Space Complexity: O(N*M) + O(N+M)
Reason: We are using a recursion stack space(O(N+M)) and a 2D array ( O(N*M)).
Tabulation Approach
Algorithm / Intuition
In the recursive logic, we set the base case too if(i<0 ) and if(j<0) but we can’t set the dp array’s index to -1. Therefore a hack for this issue is to shift every index by 1 towards the right.
- First we initialise the dp array of size [n+1][m+1] as zero.
- Next, we set the base condition (keep in mind 1-based indexing), we set the top-left cell as ‘true’, then we set the first column’s value as ‘false’; and for the first row, we will run isAllStars() for every cell value.
- Similarly, we will implement the recursive code by keeping in mind the shifting of indexes, therefore S1[i] will be converted to S1[i-1]. Same for S2.

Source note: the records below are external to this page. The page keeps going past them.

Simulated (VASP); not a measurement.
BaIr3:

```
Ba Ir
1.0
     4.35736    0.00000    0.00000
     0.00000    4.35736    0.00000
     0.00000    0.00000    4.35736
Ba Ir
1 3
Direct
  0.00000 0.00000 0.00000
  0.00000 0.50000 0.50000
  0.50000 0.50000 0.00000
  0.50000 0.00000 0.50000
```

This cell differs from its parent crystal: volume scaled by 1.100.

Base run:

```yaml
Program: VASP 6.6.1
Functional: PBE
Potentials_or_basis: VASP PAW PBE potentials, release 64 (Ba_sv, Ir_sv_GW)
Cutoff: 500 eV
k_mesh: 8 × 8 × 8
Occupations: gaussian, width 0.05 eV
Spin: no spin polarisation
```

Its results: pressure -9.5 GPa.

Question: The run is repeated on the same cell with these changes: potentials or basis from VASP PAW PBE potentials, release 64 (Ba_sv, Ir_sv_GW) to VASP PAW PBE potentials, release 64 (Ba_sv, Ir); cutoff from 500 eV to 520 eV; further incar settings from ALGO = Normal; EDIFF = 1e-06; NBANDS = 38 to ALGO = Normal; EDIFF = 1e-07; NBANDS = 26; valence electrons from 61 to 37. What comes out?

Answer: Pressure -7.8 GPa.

- At last we will print dp[n][m] as our answer.
Code
#include <bits/stdc++.h>
using namespace std;
// Function to check if a substring of S1 contains only '*'
bool isAllStars(string &S1, int i) {
// S1 is taken in 1-based indexing
for (int j = 1; j <= i; j++) {
if (S1[j - 1] != '*')
return false;
}
return true;
}
// Function to perform wildcard pattern matching between S1 and S2
bool wildcardMatching(string &S1, string &S2) {
int n = S1.size();
int m = S2.size();
// Create a DP table to memoize results
vector<vector<bool>> dp(n + 1, vector<bool>(m, false));
// Initialize the first row and column
dp[0][0] = true;
for (int j = 1; j <= m; j++) {
dp[0][j] = false;
}
for (int i = 1; i <= n; i++) {
dp[i][0] = isAllStars(S1, i);
}
// Fill in the DP table
for (int i = 1; i <= n; i++) {
for (int j = 1; j <= m; j++) {
if (S1[i - 1] == S2[j - 1] || S1[i - 1] == '?') {
dp[i][j] = dp[i - 1][j - 1];
} else {
if (S1[i - 1] == '*') {
dp[i][j] = dp[i - 1][j] || dp[i][j - 1];
} else {
dp[i][j] = false;
}
}
}
}
// The value at dp[n][m] contains whether S1 matches S2
return dp[n][m];
}
int main() {
string S1 = "ab*cd";
string S2 = "abdefcd";
// Call the wildcardMatching function and print the result
if (wildcardMatching(S1, S2))
cout << "String S1 and S2 do match";
else
cout << "String S1 and S2 do not match";
return 0;
}
import java.util.*;
class TUF {
// Helper function to check if all characters from index 1 to i in S1 are '*'
static boolean isAllStars(String S1, int i) {
for (int j = 1; j <= i; j++) {
if (S1.charAt(j - 1) != '*')
return false;
}
return true;
}
// Function to perform wildcard pattern matching
static boolean wildcardMatching(String S1, String S2) {
int n = S1.length();
int m = S2.length();
// Create a 2D array to store the matching results
boolean dp[][] = new boolean[n + 1][m + 1];
dp[0][0] = true;
// Initialize the first row and column based on wildcard '*' in S1
for (int j = 1; j <= m; j++) {
dp[0][j] = false;
}
for (int i = 1; i <= n; i++) {
dp[i][0] = isAllStars(S1, i);
}
// Fill the dp array using a bottom-up approach
for (int i = 1; i <= n; i++) {
for (int j = 1; j <= m; j++) {
if (S1.charAt(i - 1) == S2.charAt(j - 1) || S1.charAt(i - 1) == '?') {
dp[i][j] = dp[i - 1][j - 1]; // Characters match or '?' is encountered.
} else {
if (S1.charAt(i - 1) == '*') {
dp[i][j] = dp[i - 1][j] || dp[i][j - 1]; // '*' matches one or more characters.
} else {
dp[i][j] = false; // Characters don't match, and S1[i-1] is not '*'.
}
}
}
}
return dp[n][m]; // The final result indicates whether S1 matches S2.
}
public static void main(String args[]) {
String S1 = "ab*cd";
String S2 = "abdefcd";
if (wildcardMatching(S1, S2)) {
System.out.println("String S1 and S2 do match");
} else {
System.out.println("String S1 and S2 do not match");
}
}
}
def isAllStars(S1, i):
# Helper function to check if all characters up to index i in S1 are '*'
for j in range(1, i + 1):
if S1[j - 1] != '*':
return False
return True
def wildcardMatching(S1, S2):
n = len(S1)
m = len(S2)
# Initialize a 2D DP array dp with dimensions (n+1) x m and fill it with False values
dp = [[False for _ in range(m)] for _ in range(n + 1)]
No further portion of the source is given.